To get a better idea of the amount of warming that can be expected, scientists use computer models to simulate our world with increased amounts of greenhouse gases in the atmosphere. Computer projections are used because current levels of CO2 at 353 ppm are much higher than the historical levels of CO2 recorded in arctic ice packs. (Historical fluctuations have ranged from 180 ppm during glacial times to 280 ppm for the warmer interglacial periods.)
The most sophisticated computer programs are called GCMs, or Global Circulation Models, and they are run on powerful supercomputers capable of many million floating-point calculations per second. The model is constructed by dividing the earth's surface up in a grid-like pattern, sampling perhaps 1000 to 20,000 evenly spaced points around the globe. The models are three-dimensional as well, for at each surface point location, the solar radiation, temperature, gas concentrations, air pressures, wind velocities and many other parameters are maintained for as many as 10 or 15 different elevation levels. Using this 3-dimensional data structure, scientists then program the model to calculate the interaction of the variables mentioned above according to the various laws of physics governing energy and mass transfer: refection, absorption, convection, conduction, and many others. The total number of data elements and computations are staggering - a single GCM run can take at least 100 hours of CPU time on a supercomputer.

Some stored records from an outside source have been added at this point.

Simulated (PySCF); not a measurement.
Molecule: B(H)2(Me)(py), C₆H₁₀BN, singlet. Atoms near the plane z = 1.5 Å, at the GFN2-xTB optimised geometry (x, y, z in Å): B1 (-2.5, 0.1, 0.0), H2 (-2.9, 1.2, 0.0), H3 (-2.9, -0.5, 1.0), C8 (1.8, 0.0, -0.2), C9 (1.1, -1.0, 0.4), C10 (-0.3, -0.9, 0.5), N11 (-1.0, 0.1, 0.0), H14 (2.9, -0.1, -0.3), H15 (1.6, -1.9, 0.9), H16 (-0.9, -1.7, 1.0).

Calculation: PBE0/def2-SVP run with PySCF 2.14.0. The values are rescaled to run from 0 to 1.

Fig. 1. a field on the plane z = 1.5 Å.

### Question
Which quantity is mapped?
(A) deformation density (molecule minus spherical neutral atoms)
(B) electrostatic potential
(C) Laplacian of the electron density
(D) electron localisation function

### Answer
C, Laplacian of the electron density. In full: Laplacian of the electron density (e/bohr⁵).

Future climate modeling research using GCM's is currently taking place at 4 or 5 major labs, including NASA's Goddard Institute for Space Studies, NOAA's Geophysical Fluid Dynamics Lab, and NOAA's National Center for Atmospheric Research. To compare results between the different models, scientists have developed a standard experiment that asks the question - "how much will the average global temperature increase if the CO2 concentration in the air is doubled to 660 ppm?" Most current models show increases of between 6.3 and 9 degrees F (3.5 to 5 deg. C). In addition, some model runs will generate additional results, such as maps of expected rainfall levels over the continents, or moisture levels in the soil. Furthermore, these computer model simulations are run long enough into the future until results reach an equilibrium. Equilibrium occurs when the earth's temperature has finally stabilized at some higher temperature to accommodate the new CO2 'doubled' atmosphere.
The 660 ppm doubling figure may seem like a very high one, since CO2 levels are now at 353 ppm. However, these models use CO2 as the only greenhouse gas, and the effects of the other gases must be included to calculate the correct warming due to all the greenhouse gases. Assuming a continuation of present emission rates, V. Ramanathan from the University of Chicago estimates that the equivalent CO2 concentration could reach the 660 level within 45 years, by 2035. If only the CO2 rate were used, the concentration doubling would not occur until the year 2085.[Senate Comm: Energy and Nat. Resources, 11/9/87]
There is considerable public debate about the supposed accuracy or inaccuracies of these climate-CO2 models. Some argue that no action should be taken until more precise estimates and effects of warming can be made, while others argue strong actions to limit the production of greenhouse gases should be taken immediately before precious time to react is lost. Most scientists directly involved with this research feel that society needs to start acting to reduce global warming now. All the models predict climate change rates much greater than the planet has ever experienced before. Another reason for not waiting is that it will take 10 to 20 more years to improve the models and computer technology to the point where very accurate predictions are possible.
Let's continue our exploration of the science of climate modeling by first looking at results generated by the current models. Finally, we will see where the models are weak, and what improvements are needed in future research efforts.
Most importantly, all the computer simulations show significant temperature increases for the levels of greenhouse gases anticipated within the next 40 years. Models also report that warming at the high latitudes and middle latitudes will be more severe than the average warming, while equatorial areas will heat up less than average. Most models predict less rainfall in the high to mid latitudes of both North American and Europe- Asian continents, with the India-Bangladesh area the only one receiving increased amounts of moisture. In one comparison of 5 different models, all five predicted that the western midwest area around Omaha, Nebraska would receive less moisture under the doubled CO2 scenario.[Global Warming,Schneider,Sierra Books,1989]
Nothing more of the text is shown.